According to this source: https://www.statista.com/statistics/248004/percentage-added-...

   > finance, insurance, real estate, rental, and leasing ... is 20.7% of US GDP.
Also, most of the GDP in the "financial sector" is in commercial banks and insurance companies. Yes, they take risk, but not the kind being discussed here.

Since the original article is about Jane Street's financial market making business, let's focus on investment banks. What percent of US GDP do you think that investment banks and trading hedge funds represent? It is tiny. I would be shocked if it is more than 5%.

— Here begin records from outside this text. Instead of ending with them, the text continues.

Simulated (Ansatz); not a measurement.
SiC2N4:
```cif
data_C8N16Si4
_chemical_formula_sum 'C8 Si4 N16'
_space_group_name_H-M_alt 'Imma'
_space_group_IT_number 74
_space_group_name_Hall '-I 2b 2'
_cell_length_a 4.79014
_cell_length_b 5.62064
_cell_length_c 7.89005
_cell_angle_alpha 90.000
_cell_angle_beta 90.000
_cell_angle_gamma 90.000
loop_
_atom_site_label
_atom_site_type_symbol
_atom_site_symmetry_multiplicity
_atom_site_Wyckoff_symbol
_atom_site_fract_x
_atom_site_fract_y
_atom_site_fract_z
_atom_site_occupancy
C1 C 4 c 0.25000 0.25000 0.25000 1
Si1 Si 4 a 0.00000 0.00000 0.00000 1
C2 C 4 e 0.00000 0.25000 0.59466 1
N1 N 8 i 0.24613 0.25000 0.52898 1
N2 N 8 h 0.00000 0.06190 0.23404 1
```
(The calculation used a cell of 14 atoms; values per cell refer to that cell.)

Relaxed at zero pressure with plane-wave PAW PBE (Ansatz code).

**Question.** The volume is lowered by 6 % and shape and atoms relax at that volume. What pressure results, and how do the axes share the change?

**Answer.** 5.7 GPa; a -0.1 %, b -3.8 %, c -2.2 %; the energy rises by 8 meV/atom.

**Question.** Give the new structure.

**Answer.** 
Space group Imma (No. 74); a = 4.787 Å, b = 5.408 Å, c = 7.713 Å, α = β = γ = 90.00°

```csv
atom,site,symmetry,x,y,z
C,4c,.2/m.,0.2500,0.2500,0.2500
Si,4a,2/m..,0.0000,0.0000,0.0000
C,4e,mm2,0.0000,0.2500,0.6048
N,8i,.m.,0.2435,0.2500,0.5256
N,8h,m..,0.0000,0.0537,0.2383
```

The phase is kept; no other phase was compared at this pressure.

    > What would happen if equity markets were only open a very short period a day? Say you have one auction a day, or maybe two, and no continuous trading?
This seems like a question from Econ 101. Let's expand that to all free markets in the US. What if homes could only be bought or sold once per month, instead of daily? How about agricultural products? Quickly this argument falls apart. Wholesale and financial markets with continuous trading have existed for centuries. The purpose of continuous trading (or very frequent auctions, like the agro auctions in the Netherlands) is price discovery. If you do it less frequently, then you have weaker price discovery and worse (less accurate) prices.

Finally, professional financial market makers have an important role to play in reducing the size of bid-ask spread. I recently bought some 1Y US Treasury bills using Interactive Brokers. I was stunned by how tight are the spreads, and I am a "Retail Normie/Nobody". Absolutely, this was not available to people like me 30 years ago. Who do you think is providing this liquidity that keeps bid-ask spreads so tight?



The finance sector contributes only 7% of GDP, correct. One of the sources I had in mind [0] cites 31%, but that was revenue as a proportion of GDP, which doesn't really make sense. However, the financial sector takes about 30% of US profits [1].

With respect to trading only once a day, I don't think your ad absurdum counterarguments hold water.

The HK stock exchange used to trade 4.5 hours a day, from 10 to 12, and then after a generous 2 hour lunch break from 2 to 4:30. How is trading 8 or 12 hours a day better for pension funds?

Price discovery with a limit order book that's cleared once a day might work just as fine as when it's spread out over hours, maybe even better.

Think about some major event affecting a company happening on the weekend. Then everyone can put in buy/sell orders with adjusted prices, and they'll be cleared during the morning auction. How is that worse than if the event happens intraday, and only the most switched on automatic HFT will pick off people still quoting at the old price, then the professional traders in hedge funds will pick off people?

As I said, the difference would be that the gains of the fast movers would instead be distributed among those on the "wrong side" of the news. Why should price discovery be worse?

Finally, what makes you think that liquidity and bid-ask spread concentrated in a minute a day would be worse than spread out over many hours a day?